Plaintiff's motions to remand and amend both request that she be allowed to dismiss her federal claim and then seek remand. [ECF No. 16 at 11 ("[T]his Court should interpret Plaintiff's filings as dismissing federal claims that are contained in her Complaint"); ECF No. 15 at 3 ("Plaintiff hereby respectfully requests that her Motion for Leave to Amend Verified Complaint be allowed so that Defendants' violation of Federal Credit Reporting Act under Count XII be removed."). To the extent Plaintiff seeks to voluntarily dismiss her FRCA claim, the undersigned recommends her motion to amend be granted. However, the undersigned declines to recommend remand on this basis.

Under applicable federal statutes, the court may retain or decline to exercise supplemental jurisdiction if it "has dismissed all claims over which it has original jurisdiction." 28 U.S.C. § 1367(c)(3); see also Shanaghan v. Cahill, 58 F.3d 106, 109 (4th Cir. 1995) ("The doctrine of supplemental jurisdiction indicates that federal courts generally have discretion to retain or dismiss state law claims when the federal basis for an action drops away."). "[T]rial courts enjoy wide latitude in determining whether or not to retain jurisdiction over state claims when all federal claims have been extinguished." Shanaghan, 58 F.3d at 110. In determining whether to continue to exercise supplemental jurisdiction, the court should consider the following factors: (1) convenience and fairness to the parties, (2) the existence of any underlying issues of federal policy, (3) comity, and (4) considerations of judicial economy. Id. (citing Carnegie-Mellon Univ. v. Cohill, 484 U.S. 343, 350 n. 7 (1988)). As discussed below, for reasons related to Law Firm Defendants' motion to dismiss, remand would neither serve judicial economy nor would it be convenient and fair to the parties.

B. Standard on a Motion to Dismiss

To survive a motion to dismiss under Fed. R. Civ. P. 12(b)(6), "a complaint must contain sufficient factual matter, accepted as true, to 'state a claim to relief that is plausible on its face.'" Ashcroft v. Iqbal, 129 S.Ct. 1937 (2009) (quoting Bell Atl. Corp. v. Twombly, 550 U.S. 544, 570 (2007)). The court is "not required to accept as true the legal conclusions set forth in a plaintiff's complaint." Edwards v. City of Goldsboro, 178 F.3d 231, 244 (4th Cir. 1999). Indeed, "[t]he presence of a few conclusory legal terms does not insulate a complaint from dismissal under Rule 12(b)(6) when the facts alleged in the complaint cannot support" the legal conclusion. Young v. City of Mount Ranier, 238 F.3d 567, 577 (4th Cir. 2001). Furthermore, in analyzing a Rule 12(b)(6) motion to dismiss, a court may consider "documents incorporated into the complaint by reference, and matters of which a court may take judicial notice." Tellabs. Inc. v. Makor Issues & Rights, Ltd., 551 U.S. 308, 322 (2007).
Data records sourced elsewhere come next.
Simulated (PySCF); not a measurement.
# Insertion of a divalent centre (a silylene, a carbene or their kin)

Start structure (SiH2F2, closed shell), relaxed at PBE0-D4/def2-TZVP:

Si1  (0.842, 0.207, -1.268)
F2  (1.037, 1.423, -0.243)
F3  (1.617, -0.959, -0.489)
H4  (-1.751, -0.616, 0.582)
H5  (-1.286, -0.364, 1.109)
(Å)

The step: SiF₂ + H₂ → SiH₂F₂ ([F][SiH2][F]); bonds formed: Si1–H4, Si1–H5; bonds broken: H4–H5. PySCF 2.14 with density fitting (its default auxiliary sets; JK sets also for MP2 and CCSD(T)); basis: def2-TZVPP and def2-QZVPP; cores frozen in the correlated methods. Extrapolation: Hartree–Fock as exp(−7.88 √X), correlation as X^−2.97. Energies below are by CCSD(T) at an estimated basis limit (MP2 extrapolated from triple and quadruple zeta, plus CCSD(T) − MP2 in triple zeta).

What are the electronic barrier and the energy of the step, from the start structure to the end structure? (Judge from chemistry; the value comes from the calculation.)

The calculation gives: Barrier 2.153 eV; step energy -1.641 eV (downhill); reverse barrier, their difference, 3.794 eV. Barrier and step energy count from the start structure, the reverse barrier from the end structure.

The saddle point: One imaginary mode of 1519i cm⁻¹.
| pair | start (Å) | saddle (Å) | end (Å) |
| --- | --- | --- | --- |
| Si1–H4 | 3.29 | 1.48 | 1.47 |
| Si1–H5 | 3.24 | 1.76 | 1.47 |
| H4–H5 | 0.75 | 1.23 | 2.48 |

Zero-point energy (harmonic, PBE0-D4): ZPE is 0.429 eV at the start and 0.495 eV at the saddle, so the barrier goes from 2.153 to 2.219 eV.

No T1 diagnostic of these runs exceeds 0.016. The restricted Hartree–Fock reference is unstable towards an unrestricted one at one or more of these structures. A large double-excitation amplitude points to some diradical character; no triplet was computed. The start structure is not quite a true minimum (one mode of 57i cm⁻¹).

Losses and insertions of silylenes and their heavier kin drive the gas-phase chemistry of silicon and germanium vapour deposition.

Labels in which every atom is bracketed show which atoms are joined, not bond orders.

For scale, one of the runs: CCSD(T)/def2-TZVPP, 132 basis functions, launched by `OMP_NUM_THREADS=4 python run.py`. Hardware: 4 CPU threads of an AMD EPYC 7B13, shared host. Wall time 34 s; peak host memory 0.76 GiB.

Similarly, Fed. R. Civ. P. 12(c) allows a party to move for judgment on the pleadings after the pleadings are closed. Such a motion should be granted when accepting the facts as pleaded in the complaint, the case can be decided as a matter of law. S and S Const., Inc. of Anderson v. Reliance Ins. Co., 42 F. Supp. 2d 622, 623 (D.S.C. 1998)

C. Law Firm Defendants' Motion to Dismiss

As an initial matter, Law Firm Defendants' motion for complex case designation is moot, as the case has been properly removed and no such designation exists in federal court. Law Firm Defendants also filed a motion to dismiss Plaintiff's complaint. "Generally, an attorney is immune from liability to third persons arising from the performance of his professional activities as an attorney on behalf of and with the knowledge of his client." Argoe v. Three Rivers Behavioral Ctr. and Psychiatric Sols., 697 S.E.2d 551, 554 (S.C. 2010) (quotations omitted). Further, an attorney owes no duty to a non-client unless he "breaches some independent duty to a third person or acts in his own personal interest, outside the scope of his representation of the client." Stiles v. Onorato, 318 S.C. 297, 300, 457 S.E.2d 601, 602 (S.C 1995). Plaintiff has not specified an independent duty that Law Firm Defendants owed her and allegedly breached or alleged facts showing they acted in their own personal interest, outside the representation of their client. Plaintiff argues that Law Firm Defendants acted with "fraud, deceit, and misrepresentation in orchestrated concert with their client." [ECF No. 25-1 at 8]. However, all of the allegations against Law Firm Defendants in the complaint concern actions they took in representing SunTrust. To the extent Plaintiff argues Law Firm Defendants conspired with their client, she has failed to adequately plead special damages to support a conspiracy claim, as discussed more fully below. Therefore, the undersigned recommends that Law Firm Defendants' motion to dismiss be granted.

Despite receiving an order pursuant to Roseboro v. Garrison, 528 F.2d 309 (4th Cir. 1975) ("Roseboro order"), Plaintiff indicated for the first time in her response to SunTrust's motion for judgment on the pleadings that she had filed a response to Law Firm Defendants' motion to dismiss in state court. [ECF No. 25-1 at 2-10]. Although the court's copy of the response is not date-stamped, it appears that she filed the response in state court on May 5, 2015, and the case was removed on May 6, 2015. Id. Her response is not in the state court documents filed by Defendants upon removal.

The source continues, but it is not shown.